Friday, December 15, 2006

Giving up on my criminal past and finding a new direction

For the best part of the last two years I've been attempting to write crime fiction. I always used to read a lot of it and I guess like many other readers of the genre you think "hey, I could do that." The first attempt wasn't bad. I got as far as sixty thousand words but with my usual scatterbrained approach to these things I forget to back up the copy I had stored on my computer. Cue the inevitable big comedy computer crash, Martyn jumping up and down pulling his hair out, followed by a mellow mood of "well, let's put it down to experience", a mince pie from my mum and a lovely cup of tea. That's better...
If I'm being honest it wasn't much cop. No pun intended. So I like to see that lost effort as fateful. A necessary learning moment in the journey towards completed noveldom.

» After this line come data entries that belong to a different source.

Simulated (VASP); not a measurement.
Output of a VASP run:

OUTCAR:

Then followed two more ideas. I couldn't decide which I liked best so I wrote both concurrently. Then I reached around fifteen thousand words with both and they both ran out of steam. Just like that. They now sit, like two incomplete twins on my PC hard drive taunting me with their unfinished nature. They're both an improvement on the first one.
Then followed attempt number three in April/May of this year. I had the characters worked out, the plot threaded to the nth degree, the mood music was set, the literary awards it would win already polished and sitting on my mantelpiece. Then I started writing it. I didn't like it all. It didn't interest me so I stopped and decided I wouldn't bother writing crime fiction after all.
After months of not really doing much creative an idea just popped in my head a few weeks back. Completely out of the blue, completely unrelated to anything I had ever thought of writing before. I didn't plan it, I didn't think about it, I didn't even know where it was going. I just had a couple of central characters and a ruse. I keep writing it. It just keeps pouring out as if I wasn't there and I'm really enjoying it. I've got finish it as I want to know how it ends. I think I'm going to use it in my MA application.
It's not crime. It's in no way related to crime. It's about relationships and stuff. Rachel has read what I've written so far and reckons it reminds her of Marian Keyes, someone I've never read or even been particularly aware of. Where it's coming from I don't know, but I'm sticking with it and we'll see what happens. It's set in York by the way and the central character is a thirtysomething woman called Lauren. That's all I'm willing to divulge at this early stage ;-)
Rach has been encouraging me to clear the decks, sod worrying about a crust for a while and just get the thing written which I think I've now managed to convince myself is what I'm going to do. Some work to tie up before Christmas but come the New Year I'm going to concentrate on getting the novel finished. I'm lucky in that I'm in a position where I can so it seems churlish not to give it a go.
I read an interesting post a while back on John Baker's blog about different writers approaches to writing. I think I've been guilty of attempting to "go by the book" too much and it's stifled my own creativity. I've wanted everything plotted and planned, the characters drawn and the conclusion in my head before I've even begun the first line. It's similar to how I write articles. I'm learning to step out of that straitjacket and just go with it.